So when human rights and corruption watchdogs revealed that the Kenyan government had spent €10.5 million on top-of-the- range motors for senior officials and ministers since coming to power two years, I was faintly surprised that they hadn't spent more.

There were Range Rovers, Land Rovers and every make of 4x4 you can imagine.

But then there were the Mercedes - 57 in all.

"Kenya is truly the home of the Wabenzi," concluded the report by Transparency International and the Kenya National Commission on Human Rights, referring to the Swahili term for the region's Mercedes-obsessed elite. "The E class appears to be a particularly popular status symbol." For generations of African leaders, public officials and, well, crooks, there is only one measure of success - a Mercedes in the driveway.

But President Kibaki was supposed to have changed all that since coming to power at the start of 2003. He was elected on an anti-corruption ticket and had pledged to end extravagant gestures funded by the public purse, instead using the money to tackle poverty, rebuild the country's education system and so on. You don't need to count the Mercedes to know that little has changed so far.

This week, Kibaki lost his finance minister - the first person to resign amid allegations of a multimillion euro procurement fraud. His government has been accused on an almost weekly basis of looting public coffers.

Still, it could be worse.

The motorcade that kept my battered Mitsubishi locked in traffic for 45 minutes was carrying the outgoing president of Tanzania, Benjamin Mkapa, from Jomo Kenyatta Airport to State House.

The Tanzanian defence minister has been embroiled in a public row this week over the mode of transport he selected for a private visit to his country residence - a military jet.

"Where did I go wrong in using a military flight - is it a crime?" asked Juma Kapuya when confronted with flight logs that showed he had used a jet for his personal use. "What kind of transport did you want me to use, a bicycle?" His defence, in short, was that he had merely followed the precedent set by his predecessor.

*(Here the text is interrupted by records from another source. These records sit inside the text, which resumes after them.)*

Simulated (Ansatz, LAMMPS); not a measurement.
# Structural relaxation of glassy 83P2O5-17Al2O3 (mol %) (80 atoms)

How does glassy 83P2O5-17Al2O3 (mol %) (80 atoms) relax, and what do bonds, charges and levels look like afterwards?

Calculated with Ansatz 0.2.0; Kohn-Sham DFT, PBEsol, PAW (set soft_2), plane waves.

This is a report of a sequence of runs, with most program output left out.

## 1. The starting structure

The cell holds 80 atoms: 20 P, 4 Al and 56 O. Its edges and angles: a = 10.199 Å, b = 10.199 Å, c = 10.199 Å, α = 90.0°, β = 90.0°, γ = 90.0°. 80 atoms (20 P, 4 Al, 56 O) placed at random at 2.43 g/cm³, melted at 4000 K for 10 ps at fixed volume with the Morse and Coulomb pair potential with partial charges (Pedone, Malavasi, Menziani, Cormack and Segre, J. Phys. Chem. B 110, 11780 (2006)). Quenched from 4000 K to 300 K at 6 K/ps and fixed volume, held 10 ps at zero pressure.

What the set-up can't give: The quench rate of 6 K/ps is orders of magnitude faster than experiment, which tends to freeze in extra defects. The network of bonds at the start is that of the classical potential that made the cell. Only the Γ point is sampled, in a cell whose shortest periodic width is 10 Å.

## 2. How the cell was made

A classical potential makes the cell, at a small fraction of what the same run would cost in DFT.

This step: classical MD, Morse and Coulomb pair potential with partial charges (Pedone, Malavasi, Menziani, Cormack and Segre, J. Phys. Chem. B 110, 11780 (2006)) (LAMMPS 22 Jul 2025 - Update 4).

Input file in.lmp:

Therein lies much of the problem. The Mercedes, the private plane or the pot-hole free road to your upcountry home are all seen as perks of the job for the minister or senior civil servant.

As they hand over their hard-earned shillings in bribes, many ordinary Kenyans secretly hope they will one day be the beneficiaries of the backhanders.

But more often they feel powerless to resist.

Take a pal who filled me in on the mastermind behind a 1.3 million tonne shipment of cocaine seized at Mombasa port. Over a beer at a party, he quietly explained that a former cabinet minister was widely believed to have been the "Mr Big" behind the deal. Keep an eye on the investigation, he said, because it is likely to go nowhere.

Now whether or not his sources had got it right, or whether or not it was simply the beer talking, is irrelevant.

The most worrying aspect was the matter of fact way that members of Kenya's educated middle-class accept the existence of criminal corruption.

The same attitude pervades numerous aspects of life here, particularly when the policeman demanding a bribe is drunk and waving an AK-47 rifle around your nose.

A survey released by Transparency International last year, found that more than a third of Kenyans had paid a bribe in the preceding 12 months, with the police being one of the most suspect organisations.

The result is a healthy sense of cynicism among law-abiding wananchi - as the mass population calls itself.

Take the public response to the introduction of breathalysers just before Christmas. Sure, there may have been drivers who welcomed an attempt to cut the appalling accident rate on Kenya's roads, but plenty more wondered just how much this was going to cost law-abiding motorists and just how many police officer's children would suddenly receive brand new bikes for Christmas.

Already apocryphal tales abound, the most famous being the police officer who exhales into the AlcoBlow machine to get a positive result after the motorist under scrutiny has tested negative.

Unbelievable? Well in a country where it takes at least 74 top-of-the-range Mercedes to carry two presidents no more than 20 miles, almost anything is believable.